Anal Fixation

Last Sunday my boyfriend and I went to see ‘Dracula AD 1972’ at the Columbia cinema in Shaftesbury Avenue. We were pleasantly surprised at the number of gays leaving the cinema at the end of the programme (and also waiting to get in) as we never realised that dear old Dracula had such a following amongst the gay community. You live and learn.

Of course before you see a feature film nowadays, you have to sit through long, boring dollops of advertising at almost every cinema. My fella and I carried on our conversation while the first batch of ads were being shown. But then, accompanied with trendy music, on came the Levi jean ad. And what a sodomite’s delight it was too. The screen was filled with bum after bum, all gloriously enclosed in tight fitting jeans in various colours and designs. It was impossible to tell which sex was which, but a fair estimate would be that the ‘performers’ were fifty-fifty male and female.

Not only were the beautifully shaped bottoms flashing on and off the screen at a furious pace, but every now and then there would be a little story told. For instance, one person was being searched, I guess, for ‘pot’, another scenario was about a couple just about to make love. There were people meeting, fondling, and so on.

The law outlawing sodomy is hardly ever enforced, except when involving minors, but one doesn’t often see anything relating to the subject, except in completely exploitative, fantasy pin-ups and hard-core ‘pornography’. And gracefully curved bottoms, whether you are into anal intercourse or not, turn a lot of us on.

Maybe it could be argued that they especially do so for gays, but I for one don’t really accept that. Also I suspect that many heterosexual people are somewhat inhibited about parts of the human anatomy except for the most obvious regions.

The Levi ad, to people aware enough to appreciate the delights of buttocks, whatever shape or size turns them on, will find this short commercial film to be nothing but pure pleasure. It’s a shame that this is the only way people of like mind, whether male or female, can view such cheeky happenings at the moment.

Right on, Levi’s though, your heads are in the right place for some of us. Thanks from a grateful sodomite.

Menace Merchants

Three different horror films from three separate distributors recently opened in London on the same day, meaning there are three cinemas one third full. They are:

  • Dracula AD 1972, directed by Alan Gibson; starring Peter Cushing and Christopher Lee. Distributed by Columbia-Warner.
  • Dr Phibes Rises Again, starring Vincent Price; directed by Robert Fuest. An AIP release, distributed by Anglo-EMI.
  • Tales From The Crypt, starring Peter Cushing, Sir Ralph Richardson, Barbara Murray et al; directed by Freddie Francis, Released by Cinerama Releasing (UK).

In terms of horror, the most convincing and chilling is Dracula, in which the celebrated Count is brought back to life, amidst a present day Kings Road, Chelsea setting. The Dracula blood sucking scenes are as erotic and eerie as ever, while the Kings Road background enables the film to make some cynical comments on the plastic Chelsea scene.

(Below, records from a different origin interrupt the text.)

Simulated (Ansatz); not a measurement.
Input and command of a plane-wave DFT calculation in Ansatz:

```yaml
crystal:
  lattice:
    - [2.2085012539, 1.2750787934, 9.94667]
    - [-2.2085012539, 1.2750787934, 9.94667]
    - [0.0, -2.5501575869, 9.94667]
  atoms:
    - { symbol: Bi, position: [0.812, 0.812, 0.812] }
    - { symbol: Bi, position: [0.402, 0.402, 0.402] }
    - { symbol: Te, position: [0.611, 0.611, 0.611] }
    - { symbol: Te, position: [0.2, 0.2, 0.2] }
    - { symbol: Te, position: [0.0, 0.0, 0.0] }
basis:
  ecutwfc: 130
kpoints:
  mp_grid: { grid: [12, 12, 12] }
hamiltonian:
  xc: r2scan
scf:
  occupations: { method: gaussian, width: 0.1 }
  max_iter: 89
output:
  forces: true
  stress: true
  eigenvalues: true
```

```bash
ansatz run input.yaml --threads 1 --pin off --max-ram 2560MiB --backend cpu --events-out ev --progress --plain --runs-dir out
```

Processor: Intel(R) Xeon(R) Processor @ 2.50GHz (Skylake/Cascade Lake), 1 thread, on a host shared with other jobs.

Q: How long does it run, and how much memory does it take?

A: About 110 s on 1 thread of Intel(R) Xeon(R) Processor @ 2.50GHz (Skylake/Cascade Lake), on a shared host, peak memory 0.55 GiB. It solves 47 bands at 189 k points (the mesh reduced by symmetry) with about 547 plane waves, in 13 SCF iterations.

Tales From The Crypt is composed of several short tales involving the evil thoughts of five very English, bourgeois people trapped with a shaking Sir Ralph (dressed in monk’s habit) in an underground crypt. The evil people are all very obviously money mad, wealthy and establishmentarian, and the film is really an attack on these values. In a way the philosophical ideas are so subtle that they might in fact escape the average cinemagoer, and this is really the reason for the introduction of the horror sequences, which are nearly all irrelevant to the ideas of the story, and grossly over-edited. A good film if you can quietly absorb its leftish ideas which are very subtly transmitted.

Dr Phibes Rises Again is a veritable farago of very camp 1930s pastiche, art-deco sets, trippy colours and eccentric characters, all of whom land up in and around Egyptian mummies, searching for the elixir of life. Sarcastic and very entertaining.

Real horror and reality returns with a jolt in Johnny Got His Gun, starring Jeff Bridges and Donald Sutherland; written and directed by Dalton Trumbo (one of the ten Hollywood writers blacklisted by McCarthy) and distributed by the Rank Organisation. A stern, bleak and very upsetting anti-war film about a young American who while fighting somewhere in the trenches in Europe during the first world war, loses his legs, arms, sight, hearing and the parts of his brain which help him to speak. A maniac doctor decides to keep him alive as a kind of scientific curiosity, and locks him up in a small dark room. But he hasn’t lost his feelings or his memory, and he spends his time thinking back to his life in small town America, which seems as futile as war and the vegetable it has made him. He eventually manages to communicate with one of the nurses by tapping his head on a pillow in morse code. The words “Kill me. kill me.”

A sad poignantly, horrific film. Not to be missed.